Snowflake Size Matters More Than You Think for Predicting Roof Snow Loads
American Institute of Physics
No two snowflakes are the same. That old saying turns out to have serious engineering consequences. When structural engineers calculate how much snow a roof needs to support, they typically model snow as a uniform material with a single particle size. A team at Harbin Institute of Technology in China has shown that this simplification can lead to inaccurate predictions, and in certain conditions, dangerous underestimates.
The uniform snow assumption
"In cold regions, snow load is a critical factor in structural design," said Qingwen Zhang, one of the study's authors. Building codes specify minimum snow loads that roofs must bear, and those specifications rely on models of how snow accumulates. But most models treat a snowstorm's output as homogeneous, ignoring the fact that real snowfall contains flakes and particles spanning a range of sizes, from fine powder to large aggregates.
This matters because snowflake size affects how snow behaves in wind. Larger particles are heavier and more resistant to being blown off a roof once they land. Smaller particles are more susceptible to wind transport and redistribution. The interaction between particle size and wind speed creates accumulation patterns that a single-particle-size model cannot capture.
Wind tunnels with fake snow
To test how particle size affects rooftop accumulation, the researchers combined computational simulations with physical experiments. They built wind tunnel models using silica particles of different sizes as stand-ins for snow. By varying particle size, wind speed, and roof dimensions, they could systematically isolate each factor's contribution.
The simulations modeled both turbulence effects on recently landed particles and wind-driven transport across the roof surface. The wind tunnel experiments provided ground-truth data to validate the numerical predictions.

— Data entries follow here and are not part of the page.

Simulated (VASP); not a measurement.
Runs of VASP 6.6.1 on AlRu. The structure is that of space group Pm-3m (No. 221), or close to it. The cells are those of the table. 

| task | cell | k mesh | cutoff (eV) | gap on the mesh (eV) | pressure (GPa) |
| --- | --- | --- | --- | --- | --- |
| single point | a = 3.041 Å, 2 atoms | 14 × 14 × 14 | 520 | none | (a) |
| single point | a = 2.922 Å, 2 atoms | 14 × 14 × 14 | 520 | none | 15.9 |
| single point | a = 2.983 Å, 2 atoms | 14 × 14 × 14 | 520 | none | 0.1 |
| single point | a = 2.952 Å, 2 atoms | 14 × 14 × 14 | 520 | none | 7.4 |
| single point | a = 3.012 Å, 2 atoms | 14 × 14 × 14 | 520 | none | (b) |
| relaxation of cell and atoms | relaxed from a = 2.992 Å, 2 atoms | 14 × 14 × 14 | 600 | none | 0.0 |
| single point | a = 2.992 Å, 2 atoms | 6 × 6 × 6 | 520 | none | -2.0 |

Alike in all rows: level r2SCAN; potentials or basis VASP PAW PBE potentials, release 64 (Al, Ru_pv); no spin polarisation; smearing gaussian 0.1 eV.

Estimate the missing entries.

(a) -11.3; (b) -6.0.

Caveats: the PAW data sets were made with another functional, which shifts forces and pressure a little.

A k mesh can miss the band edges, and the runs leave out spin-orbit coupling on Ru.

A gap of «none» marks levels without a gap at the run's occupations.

Bigger particles, deeper snow
The findings were intuitive in direction but significant in magnitude. Larger snow particles led to greater accumulation on roofs. Higher wind speeds reduced overall snow depth by blowing particles off the roof, but the particle-size effect was amplified under windy conditions. Large particles resisted wind transport more effectively, so they accumulated disproportionately compared to small particles as wind speed increased.
Roof size also mattered. Larger roofs provided more surface area for snow to settle, increasing total depth. This effect was most pronounced with particles around 0.5 millimeters in diameter.
A particularly useful finding emerged from the complexity challenge. Running large-scale engineering simulations with the full range of particle sizes found in a natural snowstorm is computationally expensive. But the researchers discovered that using the simple arithmetic mean diameter of a particle mixture produced results that closely matched the full multi-size simulation. This shortcut could allow engineers to incorporate particle-size effects into their calculations without prohibitive computational costs.
Implications for building codes
Current building codes and snow load standards generally do not account for snowflake size variation. The findings suggest they probably should, particularly in regions where heavy, wet snowstorms with large particle sizes are common. Underestimating snow loads can lead to structural failures, as building collapses from snow overload demonstrate periodically in heavy-snow regions.
"Accurately assessing snow loads for structural safety requires considering the natural variation in snowflake sizes, and ignoring this can lead to underestimation of snow accumulation in certain conditions," Zhang said.
Limitations and next steps
The current study focused on flat roofs, which are the simplest geometry to model and test. Real buildings feature slopes, curves, parapets, mechanical equipment, and other features that create complex wind patterns and snow accumulation zones. Zhang noted that while the underlying principles regarding particle size, wind speed, and scale should be broadly relevant, the specific distribution patterns will change with roof geometry.
The silica particles used in wind tunnel testing, while useful for controlled experiments, differ from real snowflakes in important ways. Snow is cohesive, temperature-sensitive, and can compact and bond to itself after landing, behaviors that silica does not replicate. The simulations account for some of these differences, but real-world validation with actual snowfall on instrumented roofs would strengthen confidence in the predictions.
The researchers plan to study more complex roof geometries, including sloped and arched designs common in modern architecture. They also hope to translate their findings into practical guidelines that could inform updates to building codes and structural design standards.
A practical tool from fundamental physics
The arithmetic mean diameter shortcut is perhaps the most immediately useful outcome. Engineers who want to improve their snow load estimates can incorporate a single additional parameter, average particle size for their region's typical snowfall, without overhauling their entire modeling approach. It is a modest advance, but in structural engineering, modest improvements in load prediction accuracy can make the difference between a roof that holds and one that does not.